Novruz – or Novruz Bayramy in Azeri – along with New Year and a religious Ramazan holiday is one of the major and the most favorite holiday of Azerbaijan. Although celebrated in Islamic countries, Novruz is not a religious holiday actually being the celebration of the vernal equinox and the symbolic renewal of nature. According to scholars, it originates from the Ancient Mesopotamia. In Babylon New Year was celebrated the 21st day of Nissanu (correspondent to March and April) with festivities held further 12 days, each commemorated with individual rites, amusements and performances. Novruz is certain to have been celebrated in pre-Islamic times and later. During the Soviet period it was given unofficial status and even persecuted. Novruz
Novruz is associated with spring, start of agricultural activities, renewal of nature and warm days. This period being of great importance it caused many traditions and rites associated with magic, the cult of nature and earth, and belief in the perishing and reviving nature etc. Virtually, celebrations began four weeks before the actual day of festivity. These four weeks – or, exactly four Wednesdays – were each devoted to one of the four elements and called correspondingly, although names varied from location to location. They were: Su Charhshanba (Water Wednesday), Odlu Charhshanba (Flame Wednesday), Torpaq Charhshanba (Earth Wednesday), Akhir Charhshanba (Last Wednesday). According to folk beliefs, on Water Wednesday ‘water renewed and dead-water came to stir’; the Flame Wednesday was believed the day of fire rebirth; on Earth Wednesday the earth revived. On the Last Wednesday the wind opened tree buds and spring arrived.
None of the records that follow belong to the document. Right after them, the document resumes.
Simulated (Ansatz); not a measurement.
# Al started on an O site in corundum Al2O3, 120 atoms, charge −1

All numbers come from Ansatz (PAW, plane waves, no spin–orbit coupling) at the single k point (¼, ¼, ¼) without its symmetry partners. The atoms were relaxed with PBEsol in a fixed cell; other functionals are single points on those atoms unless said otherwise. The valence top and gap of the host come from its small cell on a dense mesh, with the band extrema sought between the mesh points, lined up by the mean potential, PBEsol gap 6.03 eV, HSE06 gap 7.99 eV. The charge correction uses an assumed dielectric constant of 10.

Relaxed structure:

Another interesting version of the “four Wednesdays” existed in Shirvan area of Azerbaijan. They were devoted: the first Wednesday to air, the second one – to water, the third to the earth, and the fourth one – to trees (plants). It meant: on first Wednesday air warms, water on the second, the third week means the earth to wake, the fourth one stands for trees and plants to revivify.

The most important of the Wednesdays was the Akhir Charhshanba (Last Wednesday before the vernal equinox) and most of important rites and ceremonies were delivered that day which concerned all the aspects of human life. Those rites were intended to provide welfare for an individual, his family and the community in general, to get rid of the old year’s troubles and to avert a calamity.
First of these essential traditions was the concoction of a ritual food named Samani (malt) which epitomized fertility of nature and the human race.